Dispatches from Trowelsworthy Hall

For reasons that are frankly both arbitrary and silly I am known to my archeology pals, and to the Facebook world generally, as "Badger Trowelsworthy".  Yes, yes, technically this is not the name that I use in that pesky real world.  And, yes once again, it is a nominal violation of Facebook rules for which I shall doubtless one day be called to account.

But as I see it, we live in a world where people get to "self identify" as all sorts of implausible things and if you question it you are held to be the lowest form of "hater". So if I choose to view myself as a 106 year old,  moderately disreputable English Lord with a penchant for archeology and a loose connection with Wisconsin, well, who is harmed by the minor alteration of reality?

I enjoy dropping the occasional reference to the ancestral Manse, Trowelsworthy Hall, and to the devious machinations of the distant branches of the Trowelsworthy family in their ongoing efforts to lay greedy hands upon the keys to the place.

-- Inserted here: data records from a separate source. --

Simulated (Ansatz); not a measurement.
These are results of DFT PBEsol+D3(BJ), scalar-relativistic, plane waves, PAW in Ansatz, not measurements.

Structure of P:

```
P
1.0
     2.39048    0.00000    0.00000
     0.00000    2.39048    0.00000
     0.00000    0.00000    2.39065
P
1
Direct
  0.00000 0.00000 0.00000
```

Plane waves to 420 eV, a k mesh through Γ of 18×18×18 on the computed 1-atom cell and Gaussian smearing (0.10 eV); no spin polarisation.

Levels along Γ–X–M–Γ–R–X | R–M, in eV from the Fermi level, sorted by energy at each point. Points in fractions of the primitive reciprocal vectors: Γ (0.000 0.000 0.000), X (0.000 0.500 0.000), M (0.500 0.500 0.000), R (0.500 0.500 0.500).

Of course in the age of the internet it is difficult to write genuine satire.  Reality is often just as strange.  I should have checked first to see if there was an actual Trowelsworthy family in the UK or its Dominions.  And if there were places extant that would be logical locations for the oft mentioned yet never located Trowelsworthy Hall. Guess I shoulda......

For instance.  Up in Alberta Canada there apparently exists a place called Trowelsworthy Farms.  True, its offerings of chemical and antibiotic free beef, elk, rabbit, rabbit, pork, lamb and goat may not be to everyone's taste.

Also up in Alberta, near a small town called Mirror, we find Trowelsworthy Industries. It seems to be a builder's supply store and by virtue of similar owner's names, must be associated with the Farms.

But if you were looking for a plausible setting for the alternate reality that Badger Trowelsworthy occupies your best bet would actually be in Dartmoor, a wild and lonely area in Devon, UK.  There out on the windswept moors you can walk right up to a rock formation called Great Trowlesworthy Tor.


photo credit Nilfanion

You will of course by now have noted the alternate spelling as Trowlesworthy but in a family of such noble and ancient lineage this will happen from time to time.  An Ordnance map of the area shows another clue..



Alas for those grasping younger Trowelsworthys...I am thinking of you Otteria and Biff...the Trowlesworthy Warren shown above is not the ramshackle Manor House but an area used for keeping rabbits "from medieval times to the 1950s".